Goldman Sachs has initiated coverage on three software companies, assigning Buy ratings to each and arguing that the trio - Twilio, Braze and Klaviyo - occupy favorable positions as enterprises evolve their technology footprints to incorporate artificial intelligence.

The investment bank framed its call around two central themes: companies with defensible infrastructure advantages and those with credible routes to expanding operating margins as customers modernize their systems. Goldman emphasized that these providers supply differentiated technical capabilities that, in the bank's view, make them attractive beneficiaries of the transition to AI-native enterprise applications.

Twilio

Goldman Sachs commenced coverage of Twilio with a Buy rating and described the communications infrastructure provider as particularly well-suited to the agentic AI era. The bank pointed to AI-driven shifts in customer service environments as creating a meaningful and durable tailwind for Twilio's voice business. While Goldman acknowledged that Twilio has experienced gross margin pressure stemming from messaging carrier fees, the analysts expressed confidence that margins will stabilize as higher-margin voice offerings and software add-ons gain traction. The bank also highlighted Twilio's deep communications infrastructure moat, saying it remains difficult for competitors to replicate.

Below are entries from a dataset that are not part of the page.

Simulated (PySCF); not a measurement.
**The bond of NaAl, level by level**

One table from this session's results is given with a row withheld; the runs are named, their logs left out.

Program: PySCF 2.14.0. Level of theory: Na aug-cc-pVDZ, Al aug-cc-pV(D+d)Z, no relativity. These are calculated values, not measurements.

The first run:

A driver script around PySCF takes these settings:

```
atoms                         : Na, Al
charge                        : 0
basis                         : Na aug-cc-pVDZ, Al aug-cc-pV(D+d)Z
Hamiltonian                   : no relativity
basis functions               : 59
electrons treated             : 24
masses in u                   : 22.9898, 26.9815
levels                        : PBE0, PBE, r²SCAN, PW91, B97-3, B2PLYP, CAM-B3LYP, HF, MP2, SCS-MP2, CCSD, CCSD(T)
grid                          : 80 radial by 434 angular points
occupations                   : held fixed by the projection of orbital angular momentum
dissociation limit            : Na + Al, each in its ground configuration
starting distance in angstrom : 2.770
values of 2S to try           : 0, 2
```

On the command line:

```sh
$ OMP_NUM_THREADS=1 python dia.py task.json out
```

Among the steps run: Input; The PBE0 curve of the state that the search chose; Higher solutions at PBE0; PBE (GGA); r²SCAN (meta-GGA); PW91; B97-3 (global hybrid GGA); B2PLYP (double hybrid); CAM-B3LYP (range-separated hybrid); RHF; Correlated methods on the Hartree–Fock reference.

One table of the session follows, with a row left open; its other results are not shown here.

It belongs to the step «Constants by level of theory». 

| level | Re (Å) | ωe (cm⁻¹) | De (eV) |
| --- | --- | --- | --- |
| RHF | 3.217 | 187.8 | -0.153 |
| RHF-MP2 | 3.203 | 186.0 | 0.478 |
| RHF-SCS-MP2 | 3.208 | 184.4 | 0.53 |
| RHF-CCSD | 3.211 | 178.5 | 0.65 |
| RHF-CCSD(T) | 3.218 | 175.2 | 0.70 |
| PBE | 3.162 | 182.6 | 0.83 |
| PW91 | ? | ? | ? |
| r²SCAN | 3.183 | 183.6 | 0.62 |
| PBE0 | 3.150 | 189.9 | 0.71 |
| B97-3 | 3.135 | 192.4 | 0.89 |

Goldman further noted Twilio's own reporting of its first-quarter 2026 results, which the company said featured record growth and margin expansion, and underscored Twilio's positioning as a customer engagement platform designed for AI-native conversations.

Braze

Goldman Sachs also initiated coverage of Braze with a Buy rating. The bank described Braze as well-placed to capture market share from legacy marketing clouds amid a broader enterprise move toward modern, more flexible technology stacks as AI becomes more widely integrated. Goldman cited recent improvements in Braze's business model - including more flexible pricing and broader product capabilities - as creating a clear pathway to substantial operating margin expansion.

Analysts at Goldman viewed Braze's real-time, stream-processing infrastructure as a meaningful differentiator, enabling sophisticated cross-channel marketing automation that the bank said can exceed client expectations. The firm noted Braze's most recent quarterly results beat revenue expectations and that Braze subsequently raised full-year top-line guidance following its fourth consecutive quarter of organic acceleration.

Klaviyo

Goldman Sachs began coverage of Klaviyo with a Buy rating as well, and framed Klaviyo's close integration with Shopify as a strategic distribution advantage rather than merely a concentration risk. The bank pointed to Klaviyo's expanding roadmap - including product development in customer service and marketing analytics - as critical to growing customer wallet share and expanding the platform's use cases.

Despite noting recent market pressure on Klaviyo, Goldman maintained confidence in the company's fundamental health. The analysts said Klaviyo's ability to move upmarket and to expand into new verticals underpins prospects for sustained revenue growth and retention. Klaviyo reported first-quarter 2026 financial results that surpassed analyst forecasts for both revenue and earnings, prompting the company to raise guidance for the upcoming period.

Implications for markets and enterprise technology

Goldman's coverage signals the bank's view that certain software companies providing core infrastructure for customer engagement and marketing automation stand to benefit as enterprises incorporate AI. The analyst emphasis on margin expansion and differentiated infrastructure suggests a focus on unit economics, pricing flexibility and the ability to extend product suites - areas that will matter for investors evaluating software names in the AI transition.

Each company cited by Goldman reported near-term results or operational milestones that the bank referenced as evidence supporting its thesis: Twilio's record growth and margin expansion in Q1 2026; Braze's revenue beat and raised guidance following consecutive quarters of organic acceleration; and Klaviyo's Q1 2026 results that exceeded revenue and earnings expectations and a subsequent guidance raise.

Goldman Sachs' initiation of coverage with Buy ratings highlights an investor view that these three providers possess both market positioning and financial levers to benefit from the ongoing enterprise shift toward AI-enabled technology stacks.

Risks

  • Twilio faces gross margin pressure from messaging carrier fees, which Goldman Sachs explicitly noted as a headwind.
  • Braze operates in a market with legacy marketing clouds as competitors; capturing market share from incumbents is part of Goldman's case but also underscores competitive uncertainty.
  • Klaviyo has experienced recent market pressure and maintains close integration with Shopify, which Goldman framed as a distribution advantage but which could be viewed as a concentration risk.